Value Streams Inventory and Attributes - Build, own, and govern the Value Streams Inventory
Value Streams Inventory and Attributes
Chapter 7. Build, own, and govern the Value Streams Inventory
Section A — Sourcing and Harvesting
Before building the Value Streams Inventory from scratch, assess whether value stream definitions already exist in the enterprise. Common sources include business architecture deliverables and capability-mapping work, which frequently identify value streams alongside capabilities; operating model documentation; Lean or process-improvement initiatives, which often produce value stream maps; and frameworks specific to the enterprise’s industry. Harvesting from these sources reduces the initial definition effort. AI agents are also effective for bootstrapping a Value Streams Inventory: an agent can propose an initial set of value streams for a given industry, drawing on well-understood value stream patterns, which practitioners then validate and refine. AI-generated records must be treated as a starting point requiring human validation, and their origin documented in the Provenance and Audit attributes.
Section B — Ownership and Accountability
Every inventory must have a named owner accountable for the accuracy, completeness, and governance of the inventory as a whole. Inventory ownership is distinct from the ownership of individual value stream records. For the Value Streams Inventory, Enterprise Architecture is the natural organizational owner; in organizations without a formal Enterprise Architecture function, Business Architecture or a strategy function is an appropriate alternative. Because value streams cross organizational boundaries, it is especially important that each value stream record names a single accountable Value Stream Owner — without one, no individual is accountable for the performance of the flow as a whole.
Section C — Lifecycle and Review Cadence
The Value Streams Inventory is a living governance artifact and must be actively maintained. Every value stream record moves through defined lifecycle states: Proposed, Active, Under Review, Deprecated, and Retired. Reconciliation cadence should be established and enforced: quarterly at minimum for value streams of Critical strategic importance, and at least annually for all Active value streams. Reconciliation that happens informally and undocumented is reconciliation that did not happen for governance purposes.
Section D — Data Quality and Starting Approach
Do not attempt to populate all attributes for all value streams simultaneously. The most common failure mode for inventory initiatives is scope overreach. The recommended approach: first, identify all known value streams and create a stub record for each, populated with Semantic ID, Display Name, Description and Purpose, and the ordered Value Stream Stages. This produces a complete, if thin, inventory. Second, populate the remaining Crawl attributes across all records before adding any Walk attributes. Third, validate Crawl completeness before advancing. Fourth, populate Walk attributes systematically. Fifth, introduce Run attributes — most notably Flow Efficiency — only when the enterprise has the measurement discipline to support them. A value stream inventory with accurate stages and enabling capabilities for every flow is far more valuable than one with sophisticated flow metrics for only a few.
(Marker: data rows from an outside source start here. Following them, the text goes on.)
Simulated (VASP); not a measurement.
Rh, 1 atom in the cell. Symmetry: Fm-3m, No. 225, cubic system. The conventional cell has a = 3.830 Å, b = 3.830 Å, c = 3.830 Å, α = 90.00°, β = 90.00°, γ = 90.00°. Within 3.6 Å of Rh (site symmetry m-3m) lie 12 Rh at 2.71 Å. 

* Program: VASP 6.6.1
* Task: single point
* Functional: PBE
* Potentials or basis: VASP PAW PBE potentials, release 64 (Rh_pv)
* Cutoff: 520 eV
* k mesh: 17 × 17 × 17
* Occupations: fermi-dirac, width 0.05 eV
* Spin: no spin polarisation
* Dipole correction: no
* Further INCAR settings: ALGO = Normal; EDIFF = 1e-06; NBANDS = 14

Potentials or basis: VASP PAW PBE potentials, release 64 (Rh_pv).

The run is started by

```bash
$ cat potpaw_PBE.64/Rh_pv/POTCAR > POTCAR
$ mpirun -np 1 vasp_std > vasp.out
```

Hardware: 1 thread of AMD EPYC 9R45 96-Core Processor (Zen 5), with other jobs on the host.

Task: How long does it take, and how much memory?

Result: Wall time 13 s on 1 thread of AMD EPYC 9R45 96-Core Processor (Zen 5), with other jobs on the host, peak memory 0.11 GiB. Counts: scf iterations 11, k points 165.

Section E — Access Control
The Value Streams Inventory contains governance-sensitive data. Access should be governed explicitly: read access broadly available to consuming stakeholders; write access restricted to the inventory steward, designated value stream owners, and authorized automated feeds; schema change access reserved for the inventory owner and governing body. At Crawl maturity, a shared spreadsheet with restricted edit access is an adequate access control model.
Section F — Change Management
The attribute schema of the Value Streams Inventory is itself a governed artifact. Schema changes follow a five-step process: Propose, Review, Approve, Implement, Communicate. The same discipline applies to the value stream portfolio itself: adding, renaming, restructuring, or retiring a value stream — and changing the ordered sequence of a value stream’s stages — is a governed action, recorded in the inventory document’s change log.
Section G — Archival and Retention
When a value stream is retired, its record is not deleted — deletion destroys audit history. Update the Lifecycle Status to Retired, retain the record for one full reconciliation cycle in the active inventory, then archive it. Archived records remain queryable but are excluded from active governance reporting. Retain indefinitely any record for a value stream involved in a significant decision; for all others, define a retention period consistent with applicable regulatory requirements and organizational policy.